The state of state sentencing in Ohio
I have previously called Ohio a Blakely bellwether — or maybe I should call it a Blakely swing state — because the impact of Blakely‘s formal rule on Ohio’s functional sentencing laws could be extreme or extremely minor (background here and here).
To its great credit, members of the Ohio Criminal Sentencing Commission earlier this month put together a number of helpful documents about Blakely in Ohio, including an overview of Blakely cases in Ohio Courts and memos here and here on Blakely‘s possible impact on Ohio law. Though the passage of a few weeks already makes these documents a bit dated (more recent developments are noted here), collectively these materials provide a valuable overview of Blakely developments in Ohio.
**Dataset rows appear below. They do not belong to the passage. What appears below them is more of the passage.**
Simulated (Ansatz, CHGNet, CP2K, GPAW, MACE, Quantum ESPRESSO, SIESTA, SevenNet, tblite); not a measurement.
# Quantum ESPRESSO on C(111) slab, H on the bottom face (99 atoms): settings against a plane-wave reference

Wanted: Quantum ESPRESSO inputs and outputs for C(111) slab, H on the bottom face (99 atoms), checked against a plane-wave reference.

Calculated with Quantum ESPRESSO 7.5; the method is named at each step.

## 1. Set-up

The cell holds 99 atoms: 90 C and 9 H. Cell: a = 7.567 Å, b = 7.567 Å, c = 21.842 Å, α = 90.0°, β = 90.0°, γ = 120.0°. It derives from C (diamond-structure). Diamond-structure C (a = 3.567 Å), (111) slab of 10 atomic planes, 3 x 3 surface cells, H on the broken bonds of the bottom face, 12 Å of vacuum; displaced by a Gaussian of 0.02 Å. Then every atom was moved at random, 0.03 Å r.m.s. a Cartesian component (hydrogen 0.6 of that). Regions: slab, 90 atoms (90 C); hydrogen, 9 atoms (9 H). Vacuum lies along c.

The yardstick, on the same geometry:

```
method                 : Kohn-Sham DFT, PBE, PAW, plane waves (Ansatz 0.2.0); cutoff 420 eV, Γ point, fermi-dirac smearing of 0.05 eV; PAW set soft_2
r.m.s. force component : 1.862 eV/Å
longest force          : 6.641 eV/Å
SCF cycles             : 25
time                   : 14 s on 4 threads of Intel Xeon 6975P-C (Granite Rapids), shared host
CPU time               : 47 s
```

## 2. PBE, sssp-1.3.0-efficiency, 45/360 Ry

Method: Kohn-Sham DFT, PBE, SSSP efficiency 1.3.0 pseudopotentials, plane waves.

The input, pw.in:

And for folks interested in broader sentencing reform stories, there is a lot more to learn from Ohio’s development of its modern sentencing structure. The full Ohio story is well told by Ohio Judge Burt W. Griffin and Professor Lewis Katz in Sentencing Consistency: Basic Principles Instead of Numerical Grids: The Ohio Plan, 53 Case W. Res. L. Rev. 1 (2002). And, by way of the kind Professor Jerry Israel, I have here to be downloaded a short description of “the Ohio Plan” authored by Judge Griffin. Professor Israel astutely says “I suspect that the Ohio approach, if it gains the attention it deserves, will receive widespread support among judges.”